Lloyds Banking Group (LBG) is nearing a settlement with US and UK regulators for its alleged role in the manipulation of Libor rates – the major interest rate benchmark that determines the cost of up to $350 trillion worth of global financial products.
In a statement issued on Friday, the bailed-out bank admitted it was in the “late stage” of settlement talks, but claimed a final figure had not been reached.
The settlement – comprised of fines payable to the US Department of Justice, the UK’s Financial Conduct Authority (FCA), and the Commodity Futures Trading Commission (CFTC) – could be up to £300 million (US$509 million).
The on-going settlement talks relate to alleged misconduct concerning the manipulation of benchmarks used to set specific interest rates for an array of financial products such as mortgages and complex derivatives. The mammoth bank, 25 percent of which the UK government owns, will be the seventh financial institution to be targeted and fined by US and UK authorities following their joint investigation of the manipulation of the London Interbank Offered Rate (Libor).
A Victimless crime?
The 21st century has been littered with contentious accounting and financial scandals, but Libor rigging has been dubbed the most flagrant and nefarious in recent history. In 2012, US journalist Robert Scheer coined it the “the crime of the century.”
Joel Benjamin, a leading researcher and campaigner based at UK ethical finance group Move Your Money, is currently engaged in an investigative research project examining the impact of Libor rigging on UK citizens and actors whose victimhood in the scandal has largely been ignored.

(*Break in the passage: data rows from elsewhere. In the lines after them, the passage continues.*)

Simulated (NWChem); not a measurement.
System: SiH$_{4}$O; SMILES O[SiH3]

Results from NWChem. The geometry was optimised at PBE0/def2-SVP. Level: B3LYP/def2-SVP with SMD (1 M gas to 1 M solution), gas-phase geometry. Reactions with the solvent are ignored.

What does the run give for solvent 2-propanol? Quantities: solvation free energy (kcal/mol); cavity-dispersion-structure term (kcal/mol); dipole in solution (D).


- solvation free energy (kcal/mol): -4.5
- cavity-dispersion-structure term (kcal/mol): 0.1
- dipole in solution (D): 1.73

Commenting on Lloyds’ upcoming settlement, Benjamin argues that the full extent of Libor rigging is yet to be revealed, and those who have suffered most severely as a result of the alleged misconduct have not been identified in Britain.
“Lloyds 300m LIBOR penalty is a reminder that 2 years after the LIBOR scandal broke with Barclays, many banks including HSBC are yet to be fined, and victims of this global fraud are yet to be identified”, Benjamin said.
Lloyds is only one of many UK banks implicated in the scandal. “Even whilst negotiating taxpayer funded bailouts in 2008, Lloyds, HBOS, and RBS were busy fiddling the LIBOR interest rates,” Benjamin continued.
A cross-border investigation comprising of at least 10 global authorities is currently probing roughly 20 financial institutions over allegations related to Libor rigging. Central to the investigation is the possibility traders colluded and influenced submitters in order to benefit their respective trading books, while banks lowballed rate submissions during the turbulent economic tides that accompanied the global financial crisis so they could appear healthier than they were.
An array of US and UK banks are implicated in the scandal, but Barclays was the first to settle – doling out £290 million ($492 million) worth of fines in 2012. The allegations of misconduct surrounding Barclays culminated in the departure of the bank’s then-chief executive, Bob Diamond, at the behest of regulators.
Lloyds was a member of the powerful panel that regularly submitted benchmark rates for yen Libor, while Lloyds and HBOS – the troubled bank it bought in the depths of the financial crisis – were both members of sterling Libor, dollar Libor, and a group of euro related Libor panels.
US and UK authorities have collaboratively issued charges against 17 former brokers and traders for criminal conduct with respect to Libor rigging. The majority of the financiers worked in London. The first jury-related trial will commence in London in January 2015. Deutsche Bank, Citigroup, HSBC, and JPMorgan are still currently being probed as part of the investigation.
The FCA’s chief executive, Martin Wheatley, said at a public meeting last week that the City regulator has already dealt with the most serious cases of Libor rigging.“The remaining cases weren’t as serious as the cases we took first,” he claimed.
Those fines already issued were accompanied by the release of swathes of electronic chats and emails illustrating damning collusion between brokers and traders involved in the rate rigging scandal. The Lloyds settlement will most likely prompt the release of a similar series of documents.
As a result of this cross-border Libor investigation – spanning three separate continents – financial regulators, the European Commission, and prosecutors have thus far issued in excess of £3.4 billion ($5.8 billion) worth of fines to 10 separate financial institutions.
Six of those – Royal Bank of Scotland, UBS, Barclays, RP Martin, Rabobank, and ICAP – have opted to settle allegations of rate rigging with European and American authorities. But the proceeds generated from Libor fines are being misallocated, according to Benjamin, who says the victims of Libor rigging have yet to be recompensed.
“LIBOR fines are again being directed to armed forces charities – rather than to victims of the LIBOR rate-rigging cartel,” he observed.
Britain’s biggest banks “prove time and time again they are too big to be reformed and refuse to change their ways,” the researcher and campaigner emphasized.
Citizens who have lost faith in Britain’s opaque realm of high finance as a result of“constant mis-selling and fraud” should move their money elsewhere, according to Benjamin.